Alexandra Cain investigates the finer details of when and how a small company should establish a board.
The question of whether and when to appoint a board is something with which many business owners struggle. While it’s easy to take a view that boards add a layer of unnecessary complexity to smaller companies, they are actually an effective way to inject fresh thinking into a business and challenge management.
But there are both advantages and disadvantages when it comes to creating a board for your business and it’s worth understanding what these are before appointing directors.
On the plus side, Grant Field GAICD, chairman of business advisory group MGI Australasia, says forming a board can ensure better corporate governance across a range of areas including purpose, corporate vision and strategic direction, branding, risk management, HR and accountability.

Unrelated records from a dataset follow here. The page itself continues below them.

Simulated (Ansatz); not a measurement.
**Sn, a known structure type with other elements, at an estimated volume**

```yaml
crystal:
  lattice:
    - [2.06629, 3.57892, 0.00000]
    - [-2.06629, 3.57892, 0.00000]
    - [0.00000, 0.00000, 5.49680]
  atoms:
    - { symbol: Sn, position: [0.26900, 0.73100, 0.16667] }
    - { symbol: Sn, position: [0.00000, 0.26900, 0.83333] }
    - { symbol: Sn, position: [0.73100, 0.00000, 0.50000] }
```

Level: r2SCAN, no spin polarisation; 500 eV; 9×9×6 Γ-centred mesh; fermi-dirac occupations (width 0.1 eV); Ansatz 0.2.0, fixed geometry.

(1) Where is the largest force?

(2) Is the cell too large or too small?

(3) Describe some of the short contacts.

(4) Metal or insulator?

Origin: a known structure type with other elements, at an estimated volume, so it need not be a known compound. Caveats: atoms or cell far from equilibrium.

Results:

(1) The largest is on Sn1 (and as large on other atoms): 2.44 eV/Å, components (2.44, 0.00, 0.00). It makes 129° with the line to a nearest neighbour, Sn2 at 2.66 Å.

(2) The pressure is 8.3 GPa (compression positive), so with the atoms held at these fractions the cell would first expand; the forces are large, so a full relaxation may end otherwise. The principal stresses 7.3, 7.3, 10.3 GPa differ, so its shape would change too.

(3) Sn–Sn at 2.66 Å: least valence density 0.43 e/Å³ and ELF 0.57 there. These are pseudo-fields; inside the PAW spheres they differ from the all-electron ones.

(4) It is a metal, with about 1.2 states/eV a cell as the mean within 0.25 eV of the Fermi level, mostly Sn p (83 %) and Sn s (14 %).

“Having a board also offers access to a wider skill-set and a broad level of experience and networks to draw on, as well as a greater degree of independent thinking. There is also the opportunity to bounce ideas off others. Two or more heads are always better than one,” he says.
But it’s important to remember engaging with the board will take time away from core business activities. Phil Owens, a business coach with The Bigger Game, argues if a decision needs board ratification to move ahead, it can constrain the flexibility small businesses need to pursue opportunities.
It’s also important to remember directors generally need to be paid. Costs vary depending on the nature of the board, as well as the size and industry of the business.
“For smaller family and privately-owned companies looking to set up a board for the first time, a director might cost between $2,000 and $4,000 per month or $25,000 to $50,000 a year.
“For larger family businesses with an existing board looking to replace a director, fees might fall between $3,000 and $5,000 a month or $35,000 to $60,000 per year or higher,” says Field.
However, it is important business owners do not let these figures deter them from establishing a board. Small businesses usually start out by appointing a more casual board of advisers who may not need to be paid, before creating a formal board of directors.
Another approach is to start out by working with a trusted mentor, before creating a board of advisers.
Andrea Michaels MAICD, managing partner of South Australian law firm NDA Law, explains that advisory boards help to improve the business’ strategic planning.
“It can also be a step towards making business owners feel comfortable they won’t lose control of their business by appointing a board. This is a common concern with family businesses,” she says.
Michaels also states that business owners and senior management should also have their own mentors.
“This can help them with their individual performance,” she says.
Owens says an advisory board is useful in a fast-moving business environment.
“Often advisory boards are set up for specific challenges rather than ongoing interaction.”
Keeping up appearances
Another option is a supervisory board, which can be useful for ensuring compliance and defining and managing risk, particularly in businesses that operate in heavily regulated spaces.
Judy Sahay set up a board of advisers when she established her digital marketing business Crowd Media 18 months ago. The seven board members come from a range of areas, including engineering, finance and media. She says having a board gives the business gravitas when pitching for work.
“It’s important to find the right directors for your company. We try to meet up every eight weeks over Skype, a phone call or a coffee.We’re capital raising at the moment and it helps having venture capital represented on the board,” she says.
Kent Aughey FAICD, executive director of Ashington, a business sales specialist and private family office in South Australia, has extensive experience setting up boards for his family business and his own company. He set up a board for Ashington, his family’s business, when it was in a transitional phase. That board was eventually retired several years ago and he is currently in the process of setting up a new board.
The initial board was an opportunity to introduce non-family members into the business to help bring different, unbiased perspectives into the company. Aughey decided not to include the business’ existing accountant on the board because he was already an adviser to the business.
Instead, the board comprised a lawyer specialising in the property sector, a finance expert and an investment banker.
“Having the board helped me to better understand due process and think more deeply about the governance aspects of the business,” he explains.
Benefits of a board for SMEs
There are lots of advantages for small businesses that decide to put a board in place. Importantly, a board structure adds value by offering a higher-level view on the business than those who are working in the business day-to-day can take. Because they are not connected to the operational aspects of the business, board members can stand back and take a bigger-picture perspective.
They are often more easily able to consider substantial issues such as risk management, governance and overall direction than the business owner. Boards can also add a layer of corporate governance that is often missing in smaller entities. By paying closer attention to governance, and subsequently putting in place more formal governance structures, businesses put themselves in an advantageous position when it comes time to sell the company down the track.
Finally, appointing board members with a diversity of skill-sets exposes the business to a wider set of ideas that can be helped to push the business forward, as well as identify new markets and customer segments.